This increase in public notoriety helped shape the further development of the skinhead scene; just as the Southall Riot and the “Strength Through Oi!” album helped to cement the right-wing reputation of the skinhead subculture and Oi! music in England at precisely the moment they were being transmitted to Germany–decisively influencing the form they took there–media attention focused on right-wing-extremist rock music and anti-immigrant violence in Germany helped radicalize the scene by winning new recruits who were attracted as much (or more) by the right-wing and anti-foreigner reputation than by the niceties of skinhead style and music. The change in the character of the scene caused by this process of “deviancy amplification” fueled further change by driving turnover in membership. After the killing of two Turks in Hamburg in 1985, for example, many older skins left the movement in disgust, opening the way for the process of identity formation to be controlled by the newcomers. (57) The social and political character of the skinhead subculture in Germany was further altered by the infusion of skinheads from the former East Germany at the beginning of the 1990s. The skinhead subculture had developed along largely parallel lines in the two Germanies before 1989. But just as in the case of the transmission of the subculture from England to West Germany, the transmission from West to East Germany was driven by media reports focusing on right-wing violence. The ready availability of a pre-packaged form (shaved heads, bomber jackets, boots, violence) and content (racist, anti-foreigner) was a highly attractive means of youth rebellion–especially in the “anti-fascist state” (58)–which attracted newer and younger recruits. (59) These new skinheads–some as young as 14 years old–had little connection to the original sources of skinhead identity, musical or otherwise. Their introduction into the skinhead subculture with the fall of the wall had a diluting effect; to them, being a skinhead had more to do with being a hard and violent young German nationalist than it did with listening to the same music and wearing the same clothes as English skinheads had done in 1969 or 1977. (60)

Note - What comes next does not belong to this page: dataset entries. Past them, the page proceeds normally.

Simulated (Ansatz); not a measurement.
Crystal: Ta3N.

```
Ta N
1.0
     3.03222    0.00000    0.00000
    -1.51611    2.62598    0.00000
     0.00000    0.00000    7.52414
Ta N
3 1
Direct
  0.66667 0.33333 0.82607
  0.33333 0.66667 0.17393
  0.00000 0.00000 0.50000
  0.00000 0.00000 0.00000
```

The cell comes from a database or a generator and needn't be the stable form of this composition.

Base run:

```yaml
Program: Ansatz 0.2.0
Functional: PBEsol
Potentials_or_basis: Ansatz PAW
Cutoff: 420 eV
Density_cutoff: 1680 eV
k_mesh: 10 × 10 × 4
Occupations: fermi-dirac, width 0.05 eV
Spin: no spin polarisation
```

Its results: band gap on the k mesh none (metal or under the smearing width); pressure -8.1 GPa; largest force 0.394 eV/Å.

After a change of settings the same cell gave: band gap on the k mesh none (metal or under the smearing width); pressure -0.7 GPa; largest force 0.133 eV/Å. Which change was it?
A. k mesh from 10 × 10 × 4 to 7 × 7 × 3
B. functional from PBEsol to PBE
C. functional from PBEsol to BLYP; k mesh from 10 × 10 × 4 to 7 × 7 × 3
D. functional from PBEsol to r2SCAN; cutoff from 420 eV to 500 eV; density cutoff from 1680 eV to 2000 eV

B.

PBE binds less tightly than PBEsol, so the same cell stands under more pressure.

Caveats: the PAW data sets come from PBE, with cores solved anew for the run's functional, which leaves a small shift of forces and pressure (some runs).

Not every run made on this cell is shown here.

Thus through movement–successive removals from the source producing new subcultural and musical iterations of the original–new meanings were created that reflected back and influenced the development of the whole. Through a leap-frogging process of “communicative linkages”–re-siting skinhead style and music in a new spatial and temporal location–the meaning of “skinhead” could change from someone who admired black music and who could (at least in theory) socialize with blacks, to someone who could be plausibly seen marking Rudolf Hess’ birthday, or even firebombing Turkish women and children. To be sure, the right-wing “bonehead” and the Nazi rock band were born in England; but it was in their new location that they could articulate with currents of xenophobia and racism, fueling a campaign of racist murder and evoking a deep and chilling historical resonance.
iii. A Style of Politics or a Politics of Style? The Struggle over Skinhead Identity
The increasing role of skinheads in violence against immigrants makes them a sought-after constituency for right-wing extremist parties in Germany. Yet the origins of the skinhead phenomenon in a youth subculture organized around fashion and music makes such recruitment problematic, and not just because it is inherently difficult to bind disaffected and frequently alcohol-besotted young men into a disciplined regimen of rallies and demonstrations. Youth subcultures–organized as they are around an internal logic that reconfigures select commodities or elements of style into symbolic weapons against the dominant society–are inherently unstable; the meaning of the elements that signify membership are, as we have seen, open to interpretation.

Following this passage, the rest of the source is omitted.